Anglican Leader in Iraq Suspended in ISIS Funding Inquiry
Timothy C. Morgan Religious persecution, missions, Christianity around the world
- Updated Jun 27, 2016
The Rev. Andrew White, acclaimed as the Anglican “Vicar of Baghdad” for his outreach among Iraqi Christians, has been suspended with pay and his British charity placed under official investigation over allegations that money used to redeem sex slaves ended up in the hands of the Islamic State.
“We never gave the bad guys one penny,” White said in denying the charges.
The U.K.’s official Charity Commission on Thursday (June 23) “confirmed that it opened a statutory inquiry into the Foundation for Relief and Reconciliation in the Middle East on June 9, 2016.”
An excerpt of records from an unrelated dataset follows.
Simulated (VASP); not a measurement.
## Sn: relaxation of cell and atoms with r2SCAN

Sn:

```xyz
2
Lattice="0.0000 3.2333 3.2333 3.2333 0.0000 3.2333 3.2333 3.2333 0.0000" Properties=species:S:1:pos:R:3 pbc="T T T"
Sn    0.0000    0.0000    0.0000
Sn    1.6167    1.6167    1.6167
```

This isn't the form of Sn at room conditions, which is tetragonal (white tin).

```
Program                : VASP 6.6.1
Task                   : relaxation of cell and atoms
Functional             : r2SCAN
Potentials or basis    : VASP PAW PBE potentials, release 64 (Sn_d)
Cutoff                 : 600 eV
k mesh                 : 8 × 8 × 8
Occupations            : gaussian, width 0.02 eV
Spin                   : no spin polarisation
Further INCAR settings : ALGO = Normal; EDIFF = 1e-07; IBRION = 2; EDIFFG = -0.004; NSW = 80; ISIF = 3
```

The commission declined to comment further on White’s organization, which also goes by the acronym FRRME.
“The foundation is cooperating fully with the appropriate authorities,” FRRME said on its website. “It would be inappropriate to comment further on an active investigation other than to say that the foundation believes at this stage that the alleged incident stemmed from a genuine desire by Canon White to help others.”
White became a hero to many as he stood by his congregation, St. George’s Church in Baghdad, the only Anglican parish in Iraq, throughout more than a decade of brutal war after the 2003 U.S. invasion.
He also spoke out for persecuted Christians in Iraq as the Christian population was decimated in the aftermath of the invasion, dropping from some 1.5 million to about 200,000 today.
White has personally been shot at and kidnapped and rebuilt his church after a bombing. The archbishop of Canterbury ordered him to leave Iraq for security reasons in 2014 and he has since been focused on charity work with FRRME.
FRRME had income of $4.4 million in 2014 for relief and reconciliation outreach in Iraq, Jordan, Lebanon, Cyprus and Israel.
But the work of ransoming is controversial. Critics of the redemption of hostages from ISIS for cash say that the practice in reality finances further acts of terror and hostage-taking.
“As you may have heard, I have been suspended from my role as president of the FRRME,” White posted on his Facebook page Thursday. “This is in response to some inaccurate statements I made about our work with and funding for the former slave girls taken by ISIS.
“What is clear is that at no time did we pay money to any terrorists. Whilst I cannot work on behalf of the FRRME, I continue to lead worship and support individuals that we are helping.”
In a brief email interview White added:
“We never gave the bad guys one penny. We were just helping those who had been released.”
He denied any direct involvement with the controversial redemption efforts of Canadian Steve Maman, labeled the “Jewish Schindler” for his claim to have liberated about 130 “sex slave” women and girls from ISIS, starting in 2015.
In a September 2015 interview with Jewish Voice NY, Maman, whose organization is called the Liberation of Christian and Yazidi Children of Iraq, called White “the most important aid I currently have.”
White, he said, “is a world-respected humanitarian figure. … Together we have saved more than 102 children so far, and it increases every day. Canon Andrew White has nothing to do with the liberation aspect. He handles and provides support after they are liberated.”
Another organization, Rape Is No Joke, in September 2015 filed a complaint with the office of U.S. Attorney General Loretta Lynch alleging that Maman’s group is breaking federal law by providing “material support” to ISIS.
The letter says that top dollar for a sex slave is $150, but Maman’s group pays $2,000 to $3,000 per person. “This has accelerated the pace of trade,” RINJ said.